I wonder how many times I’ve seen this sort of diagram across the many years I’ve been doing network design?
It’s usually held up as an example of how clever the engineer running the network is about resilience. “You see,” the diagram asserts, “I’m smart enough to purchase connectivity from two providers, rather than one.”
Can I point something out? Admittedly it might not be all that obvious from the diagram, but… Reality is just about as likely to squish your network connectivity like a bug no a windshield as it is any other network. Particularly if both of these connections are in the same regional area. The tricky part is knowing, of course, what a “regional area” might happen to mean for any particular provider.

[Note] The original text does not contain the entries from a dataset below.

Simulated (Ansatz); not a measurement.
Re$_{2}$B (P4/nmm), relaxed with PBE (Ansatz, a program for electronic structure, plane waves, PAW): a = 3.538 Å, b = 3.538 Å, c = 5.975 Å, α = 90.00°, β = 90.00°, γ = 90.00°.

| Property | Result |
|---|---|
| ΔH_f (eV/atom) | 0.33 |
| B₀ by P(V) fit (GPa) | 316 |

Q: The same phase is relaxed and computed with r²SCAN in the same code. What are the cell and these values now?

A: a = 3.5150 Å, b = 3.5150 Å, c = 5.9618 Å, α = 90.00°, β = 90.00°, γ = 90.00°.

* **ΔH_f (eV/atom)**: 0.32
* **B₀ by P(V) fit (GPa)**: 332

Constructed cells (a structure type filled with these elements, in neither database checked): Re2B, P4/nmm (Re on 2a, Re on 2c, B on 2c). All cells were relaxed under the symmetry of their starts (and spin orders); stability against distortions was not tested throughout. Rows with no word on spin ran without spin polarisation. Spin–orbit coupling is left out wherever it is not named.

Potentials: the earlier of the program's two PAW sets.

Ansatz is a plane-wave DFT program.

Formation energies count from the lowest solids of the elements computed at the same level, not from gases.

The problem with this design is very basic, and tied to the concept of shared link risk groups. But let me start someplace a little simpler than that—with the basic, and important, point that putting fiber in the ground, and maintaining fiber that’s in the ground, is expensive. Unless you live in Greenland, fiber can be physically buried pretty easily (fiber in Greenland is generally buried with dynamite by a blasting crew, or through conduit that’s bolted to the surface of the ubiquitous rock). But it’s not the burying that costs a lot of money—it’s the politics.
To bury a cable, you must get a right of way. Getting a right of way could well be very expensive in any given city. I remember encountering one particular situation where the land under consideration was owned, in theory, by a railroad. Well, it was close enough to an old station that it must have been. But it took several years of looking through old piles of paper to find the correct paper trail and figure out how, precisely actually owned the land in a legally provable way. This is not a task for the faint of heart.
What has this to do with the image above? A lot, actually. It’s so expensive to install last mile fiber providers often share this last mile. To explain, let’s look at a small picture, just below, that might be helpful.
This is the way many providers actually build their last mile. There is (normally a pair of) fiber ring(s), with a set of ROADM’s at key locations in the region (ROADM actually means “randomly dropping all de traffic that matters,” but don’t tell anyone, it’s a secret). When a customer is connected to the network, they are assigned a lightwave on the fiber that carries their traffic, from the customer edge device, over a virtual layer 2 circuit (generally point-to-point, but not always), to a central office or exchange point. Here the different lightwaves are split up and handed to different providers through good old fashioned routing. One provider normally owns the fiber, and other providers lease wavelengths, or bandwidth, etc., to reach customers in the region.
Looking at this second image, you might be able to see what the problem is with the first. It’s possible—actually probable, in fact I’ve seen it happen in real life—that a single backhoe fade within the same region will take out both provider’s circuits at the same time.
The problem here isn’t really the lack of diversity. Rather, it’s that the lack of diversity is hidden through the magical abstraction of virtualization. Two logical circuits that share the the same fate because they both run on the same physical media, by the way, are called a Shared Risk Link Group (SRLG). Providers aren’t likely to tell you when you’re at risk from this sort of problem for several reasons.
First, telling you who leased fiber from whom is bad business. Second, they may not actually know enough about their competitors to point this problem out. Third, it’s really in their business interest to try to convince you not to do this, but rather to buy all your upstream from them.
So—what can you do about this?
If you’re going to connect to two providers, try to do so in two different regions. This is often difficult, as you don’t really know where the regions are, and connecting two sites that provide backup for one another across multiple regional rings can be a challenge for geographical reasons.
One alternative here is to connect to a local exchange point (an IXP), and from their fabric to the various providers. While the IXP will likely lease their circuits from others, they will have a much better idea of where the cables physically run, and how to provide diverse circuits (but only if you know what you’re asking for).
Another alternative is to simply stick with a single provider, and insist on physical diversity in any resilient links. This plays into the provider’s hand of trying to get you to buy from a single source, but it gets around the problem of trying to figure out what cable is where, and who uses what (information you’re not generally going to be able to find anyway), and puts it on the shoulders of the provider—who does know, at least for their network.
The next time you think you’ve solved the resilience problem by quickly and easily dual homing, remember shared risk, and remember to look for the deeper problem that’s been hidden away through an abstraction—an abstraction that far too often is leaky.